With recent developments in computer vision and ML/DL techniques, defect recognition and classification algorithms were further enhanced, wherein the respective applications focused on improving overall performance, cost-efficiency, and runtime. Even reinforcement learning has been leveraged as a search algorithm for optimal parameters and architectures (Baker et al., 2017; Bello et al., 2017; Shon et al., 2021). Various model architectures, algorithms and learning mechanisms have been explored to achieve state-of-the-art performance. As such, this paper concentrates on the various ML and DL applications for WM defect recognition and classification. This paper introduces and compares the various wafer map defect detection algorithms, along with the discussion of their respective advantages, and limitations. The current challenges and future research trends of WM defect recognition and classification are also presented.
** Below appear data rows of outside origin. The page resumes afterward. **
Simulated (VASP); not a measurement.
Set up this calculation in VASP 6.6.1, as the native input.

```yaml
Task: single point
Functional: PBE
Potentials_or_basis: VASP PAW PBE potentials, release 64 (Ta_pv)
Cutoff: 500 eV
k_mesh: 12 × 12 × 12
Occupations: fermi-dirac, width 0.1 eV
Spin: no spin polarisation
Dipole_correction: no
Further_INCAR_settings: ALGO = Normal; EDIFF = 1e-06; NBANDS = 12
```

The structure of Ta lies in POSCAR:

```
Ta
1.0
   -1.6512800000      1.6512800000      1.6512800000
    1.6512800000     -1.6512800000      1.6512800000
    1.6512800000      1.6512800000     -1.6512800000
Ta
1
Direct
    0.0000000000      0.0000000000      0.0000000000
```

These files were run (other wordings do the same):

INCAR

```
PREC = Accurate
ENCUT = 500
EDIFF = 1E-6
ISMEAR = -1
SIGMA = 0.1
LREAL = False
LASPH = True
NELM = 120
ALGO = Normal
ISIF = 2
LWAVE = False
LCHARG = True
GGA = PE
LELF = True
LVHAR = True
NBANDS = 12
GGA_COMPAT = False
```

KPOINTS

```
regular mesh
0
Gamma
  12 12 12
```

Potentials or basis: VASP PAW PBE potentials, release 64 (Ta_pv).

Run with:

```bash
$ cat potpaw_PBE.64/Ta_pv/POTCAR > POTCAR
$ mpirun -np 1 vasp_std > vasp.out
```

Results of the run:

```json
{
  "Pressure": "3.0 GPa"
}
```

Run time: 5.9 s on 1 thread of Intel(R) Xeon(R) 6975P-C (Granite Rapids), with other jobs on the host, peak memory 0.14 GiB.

The rest of this paper is organized as follows: Section Background presents the background into fabrication processes, as well as the fundamental components for wafer map defect recognition and classification. Section Methodologies and learning strategies provides the details, analysis, and discussion of the advances of WM defect learning and detection algorithms. Finally, the conclusions are drawn in Section Discussion and conclusion, along with challenges and future trends. The mind map in Fig. 1 illustrates the structure of the paper.

Fig. 1
figure 1

Mind map illustrating overall structure of paper

Background

The current and future trends for wafer fabrication, specifically the evolving technologies and design standards, affect the production yield, defect complexity, and effectiveness of quality inspection technologies. Similarly, with the progression of ML, DL, and computer vision, the algorithms for wafer map defect detection (WMDD) have incorporated these methods to enhance model performance regarding accuracy, computational load, run-time, and learning capability. This section introduces the semiconductor wafer fabrication and inspection processes, as well as the fundamental components of the ML/DL applications for WM defect recognition and classification.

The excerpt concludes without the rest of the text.